With the Democrats appearing hopelessly split, the Republican candidate, once again New York Governor Thomas Dewey, seemed destined to be the next president.

Dewey adopted a rocking chair approach to campaigning, trying to avoid making mistakes by holding few campaign events, figuring all he had to do was play it safe and he would be elected.

Truman used the same tactics he used from his earliest days running for office in Jackson County- he took his case to the people.

The only way to ensure Truman could as meet as many people as possible was by train. He decided on a well-publicized campaign tour on a special train, the Ferdinand Magellan, where he would speak at each stop from the rear platform of the observation car.







Truman explained the reasoning for his whistle stop tour to biographer Merle Miller:

I just got on a train and started across the country to tell people what was going on. I wanted to talk them face-to-face.
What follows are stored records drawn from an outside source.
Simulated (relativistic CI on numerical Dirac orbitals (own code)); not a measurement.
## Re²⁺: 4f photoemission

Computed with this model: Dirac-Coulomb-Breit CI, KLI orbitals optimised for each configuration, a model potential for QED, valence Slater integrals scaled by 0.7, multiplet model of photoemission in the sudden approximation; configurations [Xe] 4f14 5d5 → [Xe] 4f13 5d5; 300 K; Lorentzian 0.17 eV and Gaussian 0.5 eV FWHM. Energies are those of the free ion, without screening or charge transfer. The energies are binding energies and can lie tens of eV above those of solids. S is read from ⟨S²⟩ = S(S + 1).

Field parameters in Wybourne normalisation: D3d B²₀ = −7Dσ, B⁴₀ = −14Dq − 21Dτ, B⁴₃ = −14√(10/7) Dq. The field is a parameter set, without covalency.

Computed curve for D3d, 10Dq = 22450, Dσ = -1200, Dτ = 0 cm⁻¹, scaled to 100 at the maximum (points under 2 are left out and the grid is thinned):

When you get on the television, you’re wearing a lot of powder and paint that somebody else put on your face and you haven’t even combed your own hair.

But when you’re standing right there in front of them and talking to them and shaking their hands if it’s possible, the people can tell whether you’re telling them the facts or not.

The whistle stop tours covered most of the nation and included a swing through Missouri in late September.

Lamar was not one of the stops. The closest the tour came to Lamar was Neosho about 50 miles away. It also made stops at Monett and Springfield.

Five thousand people greeted Truman when he arrived in Neosho 8 p.m. Wednesday, September 29, about 40 minutes late.

The crowd applauded as a smiling, waving Truman emerged on the platform, accompanied by Bess and Margaret.

“I have spent a lot of time in Neosho,” he said, “but then I didn’t create so much commotion.”

It did not take long for Truman to give the audience what it had been waiting for- a full-throated attack on the Republicans.

“The real issue of this campaign is special privilege against the common people. The good-for-nothing Republican 80th Congress provided this and I am asking you to give me a Democratic Congress so that I can get something done for the people.”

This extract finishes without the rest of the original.